Partial sanctions against Russian athletes over the country’s state-run doping system are preliminary, International Olympic Committee (IOC) President Thomas Bach said on Sunday, defending the organization’s position amid vocal criticism, reports Reuters.
The IOC opted not to ban all Russian athletes from the Rio de Janeiro Olympics after revelations of a wide state-backed doping program across many sports.
Instead it chose a set of criteria for athletes to meet, including a clean doping past and sufficient testing at international events, that so far has allowed more than 250 out of the original 387 Russian athletes to be cleared for Rio.
Many anti-doping agencies, athletes and even senior IOC member Dick Pound sharply criticized the decision, saying the IOC lacked the leadership and courage to ban Russia, hosts of the 2014 Sochi winter Games, outright.
Some have even called for Bach’s resignation.
“The negative opinions are the ones most likely to be quoted,” Bach told reporters. “In these difficult decisions we will never have 100 percent majority.”
“In such a debate which touches on fundamental principles… if you had 100 percent it would not be a good debate.”
Bach said the decision taken this month to allow some Russians to compete was a difficult one but had to be made under severe time constraints due to the start of the Games on Aug. 5.
More measures will follow after the Olympics, once the report, commissioned by the World Anti-Doping Agency, is completed by law professor Richard McLaren.
“Now we expect finalizing the report and then we will take all the necessary measures,” Bach, a lawyer by profession, said.
Bach defended the IOC’s decision, saying despite the criticism, his organization was not emerging from this scandal with a black eye.
“No,” he snapped, when asked whether the doping affair had damaged the IOC’s reputation. “And this is for very obvious reasons.”
He said the IOC was neither responsible for the timing of the McLaren report, nor was it for WADA’s failure to act on the information regarding Russian doping it had received years ago.
Bach also defended the IOC’s ban of whistleblower Yulia Stepanova from the Games.
The middle-distance runner got the ball rolling with revelations on German state television ARD and has since fled Russian for North America for fear of her life.
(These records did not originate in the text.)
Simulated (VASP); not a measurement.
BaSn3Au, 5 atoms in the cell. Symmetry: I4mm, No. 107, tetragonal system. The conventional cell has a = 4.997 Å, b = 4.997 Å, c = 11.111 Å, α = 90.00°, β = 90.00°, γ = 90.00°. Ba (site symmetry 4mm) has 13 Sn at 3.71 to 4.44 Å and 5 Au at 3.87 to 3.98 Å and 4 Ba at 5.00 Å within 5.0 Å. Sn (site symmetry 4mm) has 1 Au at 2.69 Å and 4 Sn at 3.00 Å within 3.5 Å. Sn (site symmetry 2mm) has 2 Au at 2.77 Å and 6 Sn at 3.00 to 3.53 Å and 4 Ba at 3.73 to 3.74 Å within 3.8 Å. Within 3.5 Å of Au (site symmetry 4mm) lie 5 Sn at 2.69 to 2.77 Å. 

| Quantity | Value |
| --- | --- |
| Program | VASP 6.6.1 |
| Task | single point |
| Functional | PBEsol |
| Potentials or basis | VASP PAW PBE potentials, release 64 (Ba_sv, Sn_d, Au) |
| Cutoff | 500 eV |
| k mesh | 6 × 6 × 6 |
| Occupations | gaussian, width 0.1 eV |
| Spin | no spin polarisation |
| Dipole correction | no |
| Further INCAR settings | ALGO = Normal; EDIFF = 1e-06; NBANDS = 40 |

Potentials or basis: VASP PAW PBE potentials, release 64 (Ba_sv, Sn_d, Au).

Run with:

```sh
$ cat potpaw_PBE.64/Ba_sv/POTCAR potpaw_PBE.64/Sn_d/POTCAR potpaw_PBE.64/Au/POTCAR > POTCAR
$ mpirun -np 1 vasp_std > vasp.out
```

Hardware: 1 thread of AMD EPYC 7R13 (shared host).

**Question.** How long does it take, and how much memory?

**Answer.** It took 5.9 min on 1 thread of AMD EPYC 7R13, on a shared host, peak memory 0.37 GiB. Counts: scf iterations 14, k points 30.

Stepanova, who had herself been banned in the past for doping, was refused a spot, despite being proposed to compete as a neutral athlete by the ruling body of international athletics the IAAF, along with any Russian athlete with past doping sanctions.
“With the case of Stepanova we had to take a very difficult decision like with the participation of any Russian athlete,” Bach said.
“We have to take all into consideration and also respect the Olympic Charter. It was not easy.”